How Did Record Store Day Started
via humanjukebox45s / Youtube
Music makes the world go round; so, we must value those means that highlight them. Thankfully, we have Record Store Day, an efficient way to appreciate music and celebrate indie record stores.
A meeting of record shop employees and owners led to the creation of this concept in 2007. The idea first came out from Chris Brown, the owner of “Bull Moose,” a chain of record stores. Delighted with how impactful the “Free Comic Book Day” is, he wanted to capture the same spirit and excitement of new fans and longtime collectors in the same way that they do with comic books. By email, Brown sent Michael Kurtz (president of The Department of Record Stores) an explanation for what had been discussed at a meeting in Maryland.
Kurtz subsequently co-founded the Music Monitor Network, which enabled him to connect with a large number of independent retailers to discuss the best strategies for reviving interest in their products. Kurtz was the ideal person for Brown to speak with: he has an abundance of contacts in the music industry necessary to make this fantasy a reality.

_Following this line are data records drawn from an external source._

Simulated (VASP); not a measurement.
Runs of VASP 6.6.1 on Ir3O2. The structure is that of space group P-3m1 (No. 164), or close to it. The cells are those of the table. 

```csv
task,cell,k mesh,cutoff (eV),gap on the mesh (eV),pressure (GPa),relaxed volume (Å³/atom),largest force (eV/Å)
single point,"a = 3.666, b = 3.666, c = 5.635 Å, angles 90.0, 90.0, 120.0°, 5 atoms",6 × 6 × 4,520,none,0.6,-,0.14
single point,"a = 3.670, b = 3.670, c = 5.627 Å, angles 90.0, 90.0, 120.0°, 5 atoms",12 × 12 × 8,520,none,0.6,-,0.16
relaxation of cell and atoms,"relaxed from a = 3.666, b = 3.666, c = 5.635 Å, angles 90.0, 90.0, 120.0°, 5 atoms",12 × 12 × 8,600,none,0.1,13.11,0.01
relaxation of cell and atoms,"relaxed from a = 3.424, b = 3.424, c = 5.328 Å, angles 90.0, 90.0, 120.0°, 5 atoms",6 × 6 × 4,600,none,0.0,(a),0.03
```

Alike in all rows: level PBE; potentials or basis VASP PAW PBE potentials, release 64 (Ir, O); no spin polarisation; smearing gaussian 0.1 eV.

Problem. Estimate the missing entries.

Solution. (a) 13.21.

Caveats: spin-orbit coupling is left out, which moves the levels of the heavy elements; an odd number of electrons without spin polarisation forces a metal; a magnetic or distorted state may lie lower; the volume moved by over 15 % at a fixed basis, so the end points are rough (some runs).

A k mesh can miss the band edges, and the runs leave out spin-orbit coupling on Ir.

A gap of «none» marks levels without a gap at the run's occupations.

The first annual Record Store Day was held in the United States on April 19, 2008, and was a significant success: thanks to Metallica, who entertained fans with songs, photo ops, and chitchat. It was also a win for customers who took advantage of discounted goods and rare RSD releases.
The dying business quickly gained momentum. Since its emergence, Record Store Day has pumped up to $1 billion as gross income into record stores, an impact so powerful for indie record retailers.